Opinion
(January Term, 1814.)
When a testator gives his executors authority to sell land, all the acting executors alive at the time must join in the sale.
IN 1783 John Debow, being seized of the tract of land described in the plaintiff's declaration, departed this life, having previously published, in writing, his last will and testament, which was admitted to probate after his death, and a copy thereof is sent up as a part of this case. His widow, Lucy Debow, qualified as executrix of the said last will and testament. Jacob Lake, appointed by the testator as one of his executors, never qualified as such, nor did he ever intermeddle with the estate of his testator until after the intermarriage of the executrix, Lucy Debow, with one Robert Scoby, when the said Jacob Lake made sale of the said tract of land to George Hodge, the father of the defendant, and executed to him the deed of bargain and sale, a copy of which is sent up as a part of this case. Lucy, the executrix of John Debow, deceased, was then alive and did not refuse to execute said deed. The question submitted to the Supreme Court is whether the deed made by Jacob Lake to George Hodge is good and valid, in law, to pass the fee simple in the tract of land aforesaid, and bar the right of entry of the lessor of the plaintiff, who is the heir at law of John Debow, deceased. If the Supreme (37) Court be of opinion that the said deed is good and valid in law for the purpose aforesaid, judgment is to be entered for the defendant; if not, judgment to be entered for the plaintiff.

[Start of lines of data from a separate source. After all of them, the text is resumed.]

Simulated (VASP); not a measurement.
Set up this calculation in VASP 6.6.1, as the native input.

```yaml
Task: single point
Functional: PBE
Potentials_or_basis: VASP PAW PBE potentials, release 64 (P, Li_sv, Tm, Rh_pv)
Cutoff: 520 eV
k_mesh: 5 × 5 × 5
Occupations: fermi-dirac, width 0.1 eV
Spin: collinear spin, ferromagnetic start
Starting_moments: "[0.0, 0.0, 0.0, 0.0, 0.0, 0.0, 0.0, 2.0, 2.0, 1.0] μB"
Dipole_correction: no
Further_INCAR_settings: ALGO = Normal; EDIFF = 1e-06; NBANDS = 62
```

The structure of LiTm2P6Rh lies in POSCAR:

In this case the testator gives an authority to his executors to sell the land in dispute, and it is of no importance to consider whether that authority is given to them in the character of trustees or of executors; because, although in the first case the authority is annexed to the persons of the trustees, and if one dies before it is executed, it is gone, and the survivor cannot execute it, and in the latter case the surviving executors may execute such trust; yet it is indispensable that all the acting executors living at the time should join in such execution. In the present case the deed was executed only by one of the executors, the other having qualified and being alive at that time. Nor can the defendant derive any aid from the statute of 21 Hen. VIII., ch. 4. That statute only provides for the case where one executor refuses to intermeddle with the execution of the will by enabling the other executors, who take upon themselves the burden of the executorship, to execute such authority by selling the land and making valid all sales by them so made.
We therefore think judgment should be given for the plaintiff.
NOTE. — See Miller v. White, 1 N.C. 223, and the cases referred to in the note.
Cited: Wood v. Sparks, 18 N.C. 395; Watson v. King, 19 N.C. 263; Trogden v. Williams, 144 N.C. 204.